But Tennessee Wesleyan (13-9, 7-2 in AAC) entered the match as the second AAC-seed for a reason. The Bulldogs fought their way back into the game, living off a decent 35.7 three-point percentage in the first half.
Fortenberry said that the Lions played good defense as a team, but that just wasn’t enough. “[Wesleyan] was just hitting every shot,” he said
At the end of the half, however, the lead for Bryan was still comfortable as the teams went into the locker room at 40-33.
In the second period, the Lions continued where they had left off. Tennessee Wesleyan was now pressuring deep in Bryan’s half, but that left room for Bryan’s shooters. Guards senior Lavonte Henderson and junior Rob Riley displayed some great combination play and found themselves with lots of space to drive to the basket. At the end of the game, they would have a combined score of 55, Henderson leading the Lions with 31 and adding 10 rebounds for a double-double.
Career night for Wesleyan’s Shannon Smith
But Tennessee Wesleyan had answers again, especially in the person of freshman Shannon Smith. The guard had a career night, recording 42 points for the game.
“You have to have players make big plays in those kinds of situations,” said Wesleyan head coach Mike Poe, commenting on his player’s performance. “[Smith] certainly had a great game.”
Combined, the Bulldogs hit 69.4% of their shots and 61.5% of their three-point attempts, and the Lions margin, which had grown to as much as 11 points, was melting significantly toward the end of the game.
With less than six minutes to play and the Wesleyan supporters for the first time drowning out the Bryan fans, a layup by junior wing Desmond Crisp meant the first lead of the game for the Bulldogs—75-74.

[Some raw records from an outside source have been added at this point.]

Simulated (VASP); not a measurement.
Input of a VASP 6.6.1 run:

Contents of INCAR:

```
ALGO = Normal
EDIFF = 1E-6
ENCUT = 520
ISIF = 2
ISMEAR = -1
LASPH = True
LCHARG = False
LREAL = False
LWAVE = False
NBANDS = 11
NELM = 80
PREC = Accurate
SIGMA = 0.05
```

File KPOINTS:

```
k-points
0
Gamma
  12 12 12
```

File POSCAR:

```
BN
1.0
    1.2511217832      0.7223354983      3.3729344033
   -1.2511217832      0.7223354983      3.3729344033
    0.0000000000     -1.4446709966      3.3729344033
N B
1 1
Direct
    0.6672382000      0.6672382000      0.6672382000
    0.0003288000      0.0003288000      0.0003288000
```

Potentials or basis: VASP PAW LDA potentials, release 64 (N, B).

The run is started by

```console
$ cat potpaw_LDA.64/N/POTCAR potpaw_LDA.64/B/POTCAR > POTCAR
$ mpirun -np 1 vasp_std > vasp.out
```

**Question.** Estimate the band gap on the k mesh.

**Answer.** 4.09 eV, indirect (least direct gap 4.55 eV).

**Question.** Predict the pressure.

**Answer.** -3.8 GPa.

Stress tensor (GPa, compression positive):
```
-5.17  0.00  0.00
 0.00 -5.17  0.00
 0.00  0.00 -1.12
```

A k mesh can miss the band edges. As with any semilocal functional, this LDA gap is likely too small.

Buzzer-beater pries victory out of Lions’ hands
Again it was Henderson and Riley who brought the Lions back on the winning track. The fans stood to their feet and started celebrating what seemed to be a secure victory as “Philly” Riley drove to the basket with 2:10 to go, got fouled and converted the free throw to make it a three-point play and push the Lions’ lead to five. Little did they know that the climax of the evening was still to come.
Wesleyan came back one more time and, trailing by three points, had possession of the ball with five seconds on the clock. The Bulldogs gave the ball to their shooter, senior wing Jesse Booher, who hit six out of seven three-pointers that night. Booher hit a long three at the buzzer, but the ball had left his hands a blink after the buzzer had gone off. The referees, however, deemed it good and under protest from the fans, the game went into overtime.
Bulldogs take home the win in overtime
In overtime the Bulldogs had the momentum. They answered two points by Riley with a three-pointer by Wesleyan junior point guard E’Jay Ward to take the lead that they would hold to the end. Trailing 107-104, Bryan had one more possession, but couldn’t find its shooters, so Fair ended up taking a shot that bounced off the rim.
“I told the team after the match that there is bad pain and good pain, and we’re experiencing the latter. We played at an exceptionally high level,” said Rekoske. “In 25 years of coaching, this was one of the best games.”
“It was a hard -fought game between two outstanding programs, a great game to be part of,” said Poe.
Rekoske content with team’s development
While the Bulldogs left the field celebrating, a memorable and exciting night of basketball for the Lions and their fans had come to a bitter end. Instead of being tied for second place, the Lions are now fourth in the AAC.
Nevertheless, Rekoske found encouraging words for his team. He said that there’s a dramatic improvement in the way the team plays now compared to the beginning of the season.
“I’m proud of the progress we’ve made,” he said. “We play better on both ends of the court and rebound much better. The margin for this team to be at the top of the league is razor thin. That is painful but encouraging at the same time.”
With seven games remaining in the regular season, Bryan travels to Montreat (N.C.) College on Tuesday and returns to Summers Gymnasium on Thursday, facing Virginia Intermont College (Bristol, Va.).